As bitty, meandering spring friendlies go this was a quietly fascinating evening at Wembley Stadium. What did we learn? What messages will England take “going forward” from a fortunate 2-1 victory against a dogged Switzerland in a game of weirdly unbound interludes and, at times, a jarringly open England midfield.
For one thing, it turns out an hour of Conor Gallagher goes a long way. This was a hugely instructive first England start, although not perhaps in the way those enjoying Gallagher’s flicks and feints, the basic joy of watching a footballer who hares about like a puppy chasing squirrels, might have hoped.
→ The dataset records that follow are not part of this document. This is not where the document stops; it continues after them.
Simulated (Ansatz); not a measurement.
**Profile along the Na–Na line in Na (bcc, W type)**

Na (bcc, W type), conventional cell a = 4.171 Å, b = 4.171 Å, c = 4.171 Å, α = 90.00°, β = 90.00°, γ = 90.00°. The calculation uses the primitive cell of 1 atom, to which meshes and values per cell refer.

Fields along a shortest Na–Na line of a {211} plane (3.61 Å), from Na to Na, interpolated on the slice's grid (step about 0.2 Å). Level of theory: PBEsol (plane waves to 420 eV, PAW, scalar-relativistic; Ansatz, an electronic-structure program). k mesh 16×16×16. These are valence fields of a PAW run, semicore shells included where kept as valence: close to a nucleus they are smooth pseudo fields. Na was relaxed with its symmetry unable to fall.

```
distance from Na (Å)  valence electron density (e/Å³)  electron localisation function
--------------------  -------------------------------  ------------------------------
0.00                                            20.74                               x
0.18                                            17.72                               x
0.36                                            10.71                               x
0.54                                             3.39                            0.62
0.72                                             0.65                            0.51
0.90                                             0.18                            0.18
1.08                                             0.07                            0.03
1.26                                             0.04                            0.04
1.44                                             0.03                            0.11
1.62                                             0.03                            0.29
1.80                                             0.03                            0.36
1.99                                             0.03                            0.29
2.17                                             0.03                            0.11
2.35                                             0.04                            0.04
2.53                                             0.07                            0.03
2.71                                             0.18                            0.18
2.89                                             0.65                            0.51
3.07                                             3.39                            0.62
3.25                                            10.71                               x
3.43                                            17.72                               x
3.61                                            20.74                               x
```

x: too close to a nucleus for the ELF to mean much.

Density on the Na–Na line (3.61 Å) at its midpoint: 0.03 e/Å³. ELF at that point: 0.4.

At times it felt as though the sight of Gallagher romping about in midfield was like a glimpse into some alternate reality, a place where Southgate’s England don’t play like Southgate’s England, where the game becomes chancier, riskier, less compressed.
And really it was all here, the world in grain of sand, the full deep tactical background of Southgate’s England. Flip back over the last six years and the leitmotif of this version of the national team is a struggle between duty and adventure, the triumph of pragmatism and roundhead certainties over cavalier flickers of adventure.
Now and then there have been experiments with a little loosing of the bonds, often abandoned just as quickly as they came. Here it took 60 minutes for Southgate to pull the plug. The frown lines, the crossed arms. This was not the look of a man enjoying a Damascene conversion to the unfettered midfield, to creative freedom, open spaces.
It is a mark of just how set Southgate’s tactics are that a starting central midfield of Gallagher and Jordan Henderson should come across as recklessly bold, the football manager equivalent of wearing a novelty tie to work and a pair of daring red braces.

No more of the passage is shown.